Pride Month: Carmen Vazquez
I imagine a world where all children will have the knowledge and access to technology and sexual health that our scientific community is capable of providing right now. I imagine a world without AIDS. I imagine a world where health care, social security and other benefits are not tied to marriage. I imagine a world where no pregnancy is unwanted. I imagine a world where no child is bullied because of who he desires or her gender expression. I imagine a world where sexual freedom and sexual health will be everyone’s right and not the privilege of those who can afford it. Let us create that world. – Carmen Vazquez, Woodhull Sexual Freedom Alliance Sexual Freedom Summit, September 20, 2013
Carmen Vazquez was born in Puerto Rico in 1949. Raised in Harlem as the oldest of seven children, she attended the City University of New York where she earned a Bachelor’s in English and a Master’s in Education. Eventually, she moved to San Francisco to live with her sister, and it was there that she spent nearly twenty years. Initially beginning work with Women’s Centers in San Francisco, she eventually co-founded the Women’s Building, a non-profit community center aimed at advocating for self-determination, gender equality and social justice. She then became the Executive Director of the National Network for Immigrant and Refugee Rights, followed by a position as the Coordinator of Lesbian and Gay Health Services for the San Francisco Department of Public Health. She also co-founded and co-chaired Somos Hermanas, a Central American Women’s Solidarity Network. Her work continued with LGBT rights as she moved back to New York in 1994, where she served as the Director of Public Policy for the LGBT Community Center, and as the Deputy Director for Empire State Pride Agenda.
Vazquez’s activism work led her to be one of the founders of Causes in Common; the national coalition between LGBT and reproductive justice activists to illustrate the political bridge between the two movements through policy change. The coalition has accomplished “broadening the definition of reproductive justice to encompass sexual justice…the right to adult consensual sexuality with whomever one chooses,…and the right to form the relationships and families of one’s choosing.” (LGBTQ Politics: A Critical Reader, 81).

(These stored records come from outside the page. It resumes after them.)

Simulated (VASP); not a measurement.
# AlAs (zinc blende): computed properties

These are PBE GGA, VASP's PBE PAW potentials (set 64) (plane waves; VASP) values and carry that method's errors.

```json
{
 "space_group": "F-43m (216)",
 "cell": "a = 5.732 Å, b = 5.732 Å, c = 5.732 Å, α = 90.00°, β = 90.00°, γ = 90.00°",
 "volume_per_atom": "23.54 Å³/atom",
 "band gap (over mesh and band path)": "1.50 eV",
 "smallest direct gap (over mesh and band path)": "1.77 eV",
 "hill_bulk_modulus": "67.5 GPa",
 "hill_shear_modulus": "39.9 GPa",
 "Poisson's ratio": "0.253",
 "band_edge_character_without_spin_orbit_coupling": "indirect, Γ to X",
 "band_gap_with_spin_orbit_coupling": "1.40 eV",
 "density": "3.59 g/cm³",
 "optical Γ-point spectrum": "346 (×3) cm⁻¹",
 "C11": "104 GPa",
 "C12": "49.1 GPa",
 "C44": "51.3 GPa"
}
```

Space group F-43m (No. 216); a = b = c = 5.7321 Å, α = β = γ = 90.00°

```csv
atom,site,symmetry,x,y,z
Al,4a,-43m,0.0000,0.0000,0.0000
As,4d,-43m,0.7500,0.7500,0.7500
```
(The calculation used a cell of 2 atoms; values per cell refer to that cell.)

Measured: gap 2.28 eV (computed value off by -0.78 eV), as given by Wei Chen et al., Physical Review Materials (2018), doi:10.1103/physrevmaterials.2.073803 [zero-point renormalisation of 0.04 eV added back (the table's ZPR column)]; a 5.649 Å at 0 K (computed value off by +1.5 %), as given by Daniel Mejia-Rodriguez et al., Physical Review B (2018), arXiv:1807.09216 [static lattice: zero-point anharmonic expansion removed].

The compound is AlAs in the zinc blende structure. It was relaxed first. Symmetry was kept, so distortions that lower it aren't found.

She currently works with LGBT Health and Human Services in the capacity of a Coordinator at the AIDS Institute, New York Department of Health. Carmen Vazquez has become a prominent voice surrounding issues of racism, classism, sexism and LGBT discrimination and how they influence each other.
RHAP understands the importance of coalition building in order to bring different organizations with shared missions and agendas to protect and advance sexual and reproductive health, rights and justice; and have, and continue to participate in coalitions as we expand our advocacy work.